Issued by Wilmington, OH (ILN)

FXUS61 KILN 141744

National Weather Service Wilmington OH
144 PM EDT Sat Sep 14 2019

In the wake of a cold front which passed through the area
overnight, cooler and drier air will continue to filter into the
Ohio Valley today as high pressure moves in. The high will
continue to influence the region through Sunday with several
days of dry and somewhat cooler temperatures in comparison to
the past week, although highs will be in the 80s both days this
weekend. A weak front will slip quietly into the Ohio Valley on
Monday, but likely without precipitation. Temperatures next week
will once again be well above normal as the dry weather is
expected to continue.


A cooler and drier airmass is continuing to filter into the
region this morning in the wake of a cold front that moved 
through last night. We are see some lingering higher level 
clouds across the region but these should continue to shift off
to the northeast/dissipate as we progress through the afternoon.
Will range highs today from the upper 70s in the northwest to 
the lower 80s in the southeast.


An extremely enjoyable early autumn evening is expected as winds
go light/calm as high pressure remains directly overhead with
clear skies. Given the very dry setup, expect a rapid
temperature fall through the evening, bottoming out in the mid
to upper 50s areawide. This will likely induce another round of
valley fog like we've seen most mornings in August and

On Sunday, as the thermal trough departs aloft and heights begin
rising, a subtle disturbance moving from MN/WI into Michigan
will combine with a ribbon of anomalous PWAT originating over
the western Corn Belt to drive a complex of showers and storms
Saturday night into the western Great Lakes Sunday morning as
it weakens and rapidly erodes. The boundary layer over the Ohio
Valley will still be heavily influenced by the surface high 
departing to the east, so this system's potential to impact the 
local area with any precipitation chances will be very low. 
However, remnant cirrus debris /which may be quite dense/ is 
likely to spread across Indiana and Ohio for parts of the day on
Sunday which may diminish the amount seen especially in the far
northern portions of the forecast area. Where sunshine is more
abundant, the departure of the thermal trough means
temperatures will again rebound quickly. As mentioned above,
with very dry soils, model 2m temps and statistical MOS is
getting more and more behind in keeping up with the heating
efficiency, so have once again sided on the very warm side of
guidance which yields temperatures into the 80s on Sunday
afternoon. Again there is potential for dewpoints to mix
considerably in the area given boundary layer remains very dry
and any moistening that occurs will be well aloft.
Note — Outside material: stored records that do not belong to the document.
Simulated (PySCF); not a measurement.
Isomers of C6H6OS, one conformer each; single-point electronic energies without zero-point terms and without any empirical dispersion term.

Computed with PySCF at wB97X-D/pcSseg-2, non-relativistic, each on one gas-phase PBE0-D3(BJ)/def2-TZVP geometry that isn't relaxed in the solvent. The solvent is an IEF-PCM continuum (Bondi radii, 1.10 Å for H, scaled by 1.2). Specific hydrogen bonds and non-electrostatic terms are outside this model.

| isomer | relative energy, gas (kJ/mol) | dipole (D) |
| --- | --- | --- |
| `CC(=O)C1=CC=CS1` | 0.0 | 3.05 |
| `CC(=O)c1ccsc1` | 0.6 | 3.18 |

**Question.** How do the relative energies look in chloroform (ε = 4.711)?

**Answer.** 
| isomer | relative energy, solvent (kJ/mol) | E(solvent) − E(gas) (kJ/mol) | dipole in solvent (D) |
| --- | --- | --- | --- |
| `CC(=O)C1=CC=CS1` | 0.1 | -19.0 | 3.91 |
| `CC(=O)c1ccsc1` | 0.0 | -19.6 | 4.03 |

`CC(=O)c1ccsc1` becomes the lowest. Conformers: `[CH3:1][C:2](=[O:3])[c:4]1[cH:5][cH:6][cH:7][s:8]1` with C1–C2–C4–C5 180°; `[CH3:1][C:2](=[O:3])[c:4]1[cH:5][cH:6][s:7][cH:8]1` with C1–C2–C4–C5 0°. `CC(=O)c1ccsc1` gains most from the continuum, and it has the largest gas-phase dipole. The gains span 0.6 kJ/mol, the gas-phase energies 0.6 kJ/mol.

A mid level ridge will build northward into the middle/upper 
Mississippi River Valley Sunday night into Monday. As this occurs, 
northwest flow aloft will develop over the Great Lakes and the Ohio 
Valley. This will push a weakening frontal boundary southward across 
the region. Lack of strong dynamics and forcing should allow this 
boundary to pass through dry. Highs will mostly be in the mid and 
upper 80s.

For Monday night into Tuesday, under a northwest flow, surface high 
pressure will extend southwest into the area from southeast 
Canada/New England. This will bring drier air and a slightly cooler 
temperatures. Highs will be in the lower to mid 80s after lows in 
the 60s.  

Coolest temperatures will occur Tuesday night with lows in the upper 
50s to the lower 60s under mostly clear skies. Mostly sunny skies 
can be expected on Wednesday as the mid level ridge to the west 
begins to move east. Highs will modify slightly on Wednesday with 
mainly mid to upper 80s expected. 

For the remainder of the extended, have discounted the operational 
GFS which tries to push a weak cold front south on Thursday/Thursday 
night through the mid level ridge while the other operational models 
hold the ridge in place. There may be enough moisture and diurnal 
instability to allow for a slight chance of afternoon and evening 
showers and thunderstorms by Friday. Highs will continue to range 
from the mid/upper 80s with lows in the lower 60s.


A band of mid and high level clouds across the region should
gradually dissipate through the afternoon. This will leave 
mainly clear skies overnight as high pressure continues to build
into the region. Some river fog will be possible later tonight 
into early Sunday morning, mainly affecting KLUK. Otherwise, VFR
conditions are expected through the TAF period.

OUTLOOK...No significant weather expected.